Tuesday, August 30, 2011
Reflecting on the Past
I remember when we got together at this one lunch at a place close to my house. There were more people at that one, hmm, come to think of it, that one was different too because a girl drug her kids there when we asked her not to and I was stuck "entertaining" them and missing out on the adult conversation. I was kind of excited because at that point, I'd lost 75 lbs and didn't know if people would notice or not. The last time I saw those people I was about 35 pounds heavier because they never saw me at my heaviest. No one noticed and I was bummed.
When we got together last year, I'd lost about 145ish pounds and I thought "surely they'll notice now!" I met with one of the ladies I was close to earlier so we could shoot da poo as saucy as we wanted to before the two other, more conservative ones got there. I was shocked to see how much weight she'd gained. Actually I didn't recognize her. I thought it was her because it was her car but then I thought no because that didn't look like her. It wasn't until she knocked on my window that I knew for sure. When the others arrived I could tell when I stood up that they wanted to say something about my weight loss but then saw her and didn't want to make her uncomfortable so I was relegated to the "you look great" generic comment. Sigh. It's not like I needed these women's praise but it's always nice to have people you don't see often recognize that you're changing your life. But for my friends' sake I was okay with them not noticing. The one lady told me in line she didn't even recognize her and was worried. I agreed. This explained why she refused to post her picture on Facebook and why I no longer recognized my friend.
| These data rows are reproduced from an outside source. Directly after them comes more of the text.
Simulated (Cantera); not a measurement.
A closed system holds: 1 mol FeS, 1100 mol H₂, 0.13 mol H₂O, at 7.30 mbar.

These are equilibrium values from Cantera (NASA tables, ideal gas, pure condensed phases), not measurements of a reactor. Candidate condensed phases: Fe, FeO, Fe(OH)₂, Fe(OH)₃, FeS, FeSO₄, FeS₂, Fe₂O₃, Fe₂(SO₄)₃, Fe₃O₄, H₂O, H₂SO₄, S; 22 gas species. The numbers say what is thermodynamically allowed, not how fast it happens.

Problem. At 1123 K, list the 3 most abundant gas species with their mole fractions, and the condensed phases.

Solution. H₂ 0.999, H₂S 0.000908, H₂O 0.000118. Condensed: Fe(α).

Then yesterday, I kept a close watch for my friend's car now that I knew what she looked like. I saw her car and waved and when she got out of the car it was clear she gained more weight and a lot of it in her neck which scares the hell out of me because I don't want her to die in her sleep. She immediately told me how wonderful I looked and called me all kinds of names like "skinny minnie" and "Ms Thin Butt" (I wish). She said she needed to do something about her weight but didn't have the energy to do anything or start. I related. I remembered that feeling. Waiting for that mystery motivation that never came. I said a little prayer that something would kick her in the butt for her own health. I'm so worried about her and she's a smoker too so it's more than just weight. When the other ladies arrived, they told me I looked wonderful (the blanket compliment) but I knew what they meant and I was fine with it. When my friend and I went up in line as the ladies who had just arrived sat down, we went back to the table and they both said "you have lost SO MUCH WEIGHT!" and fawned over me a bit, asked how I did it, etc.
I'll admit, it was a boost I desperately needed to remind me that I do, in fact, look different even with this irritating plateau. It was nice to get the recognition. I wanted a pic of all of us and my friend who doesn't post her picture said "DON'T put this on Facebook!" I assured her I wouldn't and I had another one taken with the three of us so I could have one that I could post. When I posted it, a girl we all used to work with about 10 years ago said it was a good picture and I looked absolutely wonderful. I couldn't help but smile a bit. So it was nice to get together with these ladies and reminisce over good times and not so good times at our former place of employment. I hope to have more off by the next get together, whenever that is, to prove this isn't a fluke. I hope that my friend finds it in her to do something about her weight for health's sake because I'm afraid for her.
In reflecting on the past and these lunches we have, I am glad that with pictures taken at each one that I can see a difference in myself not just in my appearance but what I eat. Our first one from the time I quit, I was almost at my highest and I felt it not just physically but in the steering wheel that now rubbed my stomach in the car. I ate an Asiago bagel and water because I didn't want them to see me eat more. (Yeah because you know, it wasn't obvious I ate!) The next time I ate an Asiago bagel, fruit salad (gross from there) and water because I was watching it more. This time, I ate my fruit salad and apple before I left and ate a whole grain bagel with a mini tub of cream cheese instead of the whole 2 oz and water and was fine. I ate that way because I wanted to, not because of shame or what I felt I should eat but because that's how I eat. I've come a long way not just weight wise but mentally and that is the best change of all.